Advanced C binding using ocaml-ctypes and dune
══════════════════════════════════════════════

  Archive:
  <https://discuss.ocaml.org/t/advanced-c-binding-using-ocaml-ctypes-and-dune/4805>


toots announced
───────────────

  I worked on a socket.h binding last summer and had a great 
  experience
  integrating ocaml-ctypes with dune, I thought that might be of
  interest to other developers so I wrote about it:
  <https://medium.com/@romain.beauxis/advanced-c-binding-using-ocaml-ctypes-and-dune-cc3f4cbab302>


rgrinberg replied
─────────────────

  This is a good article. I encourage anyone who writes C bindings 
  with
  ctypes to study it carefully.

  A little bit of advice to shorten your dune files:

  ┌────
  │ (deps    (:gen ./gen_constants_c.exe))
  └────

  This line isn’t necessary. Dune is smart enough to know that 
  running a
  binary in a rule incurs a dependency on it.
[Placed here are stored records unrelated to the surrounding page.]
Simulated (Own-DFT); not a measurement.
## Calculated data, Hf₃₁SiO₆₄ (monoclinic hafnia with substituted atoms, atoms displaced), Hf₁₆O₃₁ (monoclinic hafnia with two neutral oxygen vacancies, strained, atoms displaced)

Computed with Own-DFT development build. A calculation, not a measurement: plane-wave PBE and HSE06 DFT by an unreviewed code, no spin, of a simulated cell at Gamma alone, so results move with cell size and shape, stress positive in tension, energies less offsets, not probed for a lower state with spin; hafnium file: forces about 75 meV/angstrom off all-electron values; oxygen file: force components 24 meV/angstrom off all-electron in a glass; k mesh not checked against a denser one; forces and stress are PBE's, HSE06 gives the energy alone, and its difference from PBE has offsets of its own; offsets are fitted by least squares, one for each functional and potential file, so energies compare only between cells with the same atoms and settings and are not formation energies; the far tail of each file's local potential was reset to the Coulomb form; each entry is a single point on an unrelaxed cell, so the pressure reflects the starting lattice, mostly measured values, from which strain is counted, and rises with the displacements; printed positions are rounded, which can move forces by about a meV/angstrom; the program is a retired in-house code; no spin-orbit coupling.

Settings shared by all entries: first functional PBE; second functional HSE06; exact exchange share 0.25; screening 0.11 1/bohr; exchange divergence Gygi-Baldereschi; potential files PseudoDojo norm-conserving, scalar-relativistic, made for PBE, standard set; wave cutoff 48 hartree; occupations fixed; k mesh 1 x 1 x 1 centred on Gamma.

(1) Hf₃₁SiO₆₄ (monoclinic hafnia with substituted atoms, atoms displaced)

        dune has a truly amazing [support for cross-compiling],
        which we do not cover here, but, unfortunately, its
        primitives for building and executing binaries do not yet
        cover this use case.

  Indeed, we don’t have any primitives for running binaries on the
  target platform. Perhaps we should add some. However, we do in 
  fact
  have some features in dune to solve this concrete cross 
  compilation
  problem. As far as I understand, the goal is to obtain some 
  compile
  time values such as #define constants and field offsets for the 
  target
  platform. This does not in fact require to run anything on the 
  cross
  compilation target. In configurator, we have a primitive
  `C_define.import' to extract this information. The end result is 
  that
  these configurator scripts are completely compatible with cross
  compilation.

  Perhaps this could be generalized to work with ctypes generators 
  as
  well?

  Funny bit of trivia: The hack in configurator required to do 
  this is
  in fact something I extracted from ctypes itself. The original 
  author
  is [whitequark], who in turn wrote it to make ctypes itself 
  amendable
  to cross compilation.


[support for cross-compiling]
<https://dune.readthedocs.io/en/latest/cross-compilation.html>

[whitequark] <https://github.com/whitequark>


emillon then added
──────────────────

        This does not in fact require to run anything on the cross
        compilation target. In configurator, we have a primitive
        `C_define.import' to extract this information. The end
        result is that these configurator scripts are completely
        compatible with cross compilation.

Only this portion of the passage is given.